The Climate Change conference is taking place right now in Qatar, a ludicrous choice since Qatar has the highest per capita emissions of CO2 in the world.
Adding to the general air of clownishness that surrounds this meeting is the fact that Senator Inhofe and Lord Monckton showed up—two of the biggest fools the denier community has. Inhofe wanted the world to know it wasn't hot and dry in Oklahoma, and Monckton tried to claim he was the representative from Burma and actually managed to address the meeting before the ruse was discovered and he was kicked out of the country.

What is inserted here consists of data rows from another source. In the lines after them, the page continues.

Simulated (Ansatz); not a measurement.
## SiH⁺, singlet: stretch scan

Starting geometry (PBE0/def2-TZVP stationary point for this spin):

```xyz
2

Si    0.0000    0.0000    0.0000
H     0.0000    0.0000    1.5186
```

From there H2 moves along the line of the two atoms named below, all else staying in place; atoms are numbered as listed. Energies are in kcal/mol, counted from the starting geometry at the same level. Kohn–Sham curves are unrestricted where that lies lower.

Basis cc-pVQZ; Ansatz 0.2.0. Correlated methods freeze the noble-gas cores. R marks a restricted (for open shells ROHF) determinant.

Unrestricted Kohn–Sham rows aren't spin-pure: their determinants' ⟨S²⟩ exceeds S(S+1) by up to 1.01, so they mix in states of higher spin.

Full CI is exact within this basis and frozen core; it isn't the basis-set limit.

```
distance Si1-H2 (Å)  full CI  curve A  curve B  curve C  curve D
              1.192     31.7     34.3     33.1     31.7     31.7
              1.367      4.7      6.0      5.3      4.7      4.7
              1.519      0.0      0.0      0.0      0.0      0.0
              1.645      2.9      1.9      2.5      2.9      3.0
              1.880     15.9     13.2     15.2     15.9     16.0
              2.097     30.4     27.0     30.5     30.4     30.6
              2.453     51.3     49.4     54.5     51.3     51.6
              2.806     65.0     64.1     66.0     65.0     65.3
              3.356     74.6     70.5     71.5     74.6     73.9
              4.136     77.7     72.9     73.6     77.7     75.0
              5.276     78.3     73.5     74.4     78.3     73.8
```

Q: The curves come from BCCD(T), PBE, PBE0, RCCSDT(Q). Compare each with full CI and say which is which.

In the meantime, some of the details of the IPCC's next comprehensive report leaked out. It's a pretty terrifying report. Climate Change will reach catastrophic levels by 2050, 37 years away. That's pretty bad. But the IPCC does not address the billions of tons of methane that will be released as the permafrost in Siberia and Canada melt. This is not a projected problem—it's been going on for twenty years now, and is one of the main reasons why the rate of climate change keeps exceeding scientific predictions.
Determining future change without factoring that methane release is a bit like discussing damage from the Deepwater Horizon without mentioning the release of crude oil.
I know a lot of delegates and scientists take climate change very seriously, and I don't mean to impugn them. But this air of clownishness – Qatar, really? – isn't helping.
I got an email the other day from one bozo who had side-by-side graphs of the ice extent in the arctic, one from late August of this year, another from a few days ago. Ice extent in the first was about 3.4 million square kilometers, the lowest ever recorded. The one from the other day showed the extent at about 10 million sq. km. “See?” he crowed. “It's coming back! Three times what it was!”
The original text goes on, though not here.